His father, who can't be identified to protect the identity of the boy, admits his son shouldn't have reacted with violence and feels bad for the injured student, but he wonders why the white kids aren't being punished as well.
Something just happened, the kids was calling him, bullying him, racist names and all this, and he got upset.- Father of student who was charged with injuring another teen at school
"Something just happened, the kids was calling him, bullying him, racist names and all this, and he got upset."
CBC News reached out to the family of the injured teen, but did not hear back.
The suspended teen's father also says he's upset with the way school officials have been dealing with his son.
The father met with the school board to find out if his son could return to Western or if he would have to go to another school to finish Grade 11. The conversation, which he says took place, shocked him.
"Instead of to get my son to maybe a different school, what he's talking about is if my son is involved with the guns and if he's hanging around with the people who have, you know … was so surprised with the board."
CBE says race wasn't central issue
The Calgary Board of Education won't comment specifically on this case, except to say its own investigation determined race wasn't the central issue around the fight.
"For us, it's kind of a one-off, isolated incident, however not an incident to be downplayed," said Calvin Davies, director of area seven for the CBE.
"I wasn't there, but I am not going to say that there weren't some potentially inappropriate comments made, but for us it's continuing to work on discussion and dialogue as opposed to physical reactions."
There is nothing that is being swept under the carpet.- Calvin Davies, director of area seven for CBE
Davies couldn't say whether the school would punish the students who may have used racial slurs.
"They take it very seriously, so on all angles, what occurred in this altercation, there is nothing that is being swept under the carpet," he said.
Allen said racial bullying is not only happening at Western. He's hearing from families at other Calgary schools and believes it needs to be better addressed at the institutional level.
"There has to be something in place, even of a disciplinary nature, that won't be tolerated. Because we have certain workplaces that have zero-tolerance policies when it comes to racial slurs and so forth … an institution of learning or education, that should be implemented as well," he said.
Message of inclusiveness
The CBE said its messaging from Kindergarten to Grade 12 is about respect, empathy and inclusiveness, but it knows there are always areas for improvement.
"I would never want to be quoted that [race is] not an issue. Interactions, interpersonal dynamics are always an issue no matter what kinds of groups of people you put together," said Davies.

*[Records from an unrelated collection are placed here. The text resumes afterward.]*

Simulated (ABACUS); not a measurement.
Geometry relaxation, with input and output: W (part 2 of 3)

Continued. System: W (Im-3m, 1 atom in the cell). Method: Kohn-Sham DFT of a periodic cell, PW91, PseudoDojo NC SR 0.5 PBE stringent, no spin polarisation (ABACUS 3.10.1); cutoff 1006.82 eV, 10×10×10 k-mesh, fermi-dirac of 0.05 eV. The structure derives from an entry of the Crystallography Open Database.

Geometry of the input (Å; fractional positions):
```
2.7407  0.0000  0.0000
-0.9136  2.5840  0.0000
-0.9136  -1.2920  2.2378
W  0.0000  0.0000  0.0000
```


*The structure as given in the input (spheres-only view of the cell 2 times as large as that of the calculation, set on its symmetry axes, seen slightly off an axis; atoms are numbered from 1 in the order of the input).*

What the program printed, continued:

He said the board has a number of policies in place including a student code of conduct, as well as different after-school clubs that celebrate differences in race, religion, culture and sexual orientation.
Allen said he appreciates the work being done by the different schools, but based on his experience he believes it's not enough to erase the problem completely.
To that end he created a Facebook group called Calgary's Racial Bullying as a potential forum for kids of all backgrounds who are being racially bullied in order to bring awareness to the issue. And then help address it.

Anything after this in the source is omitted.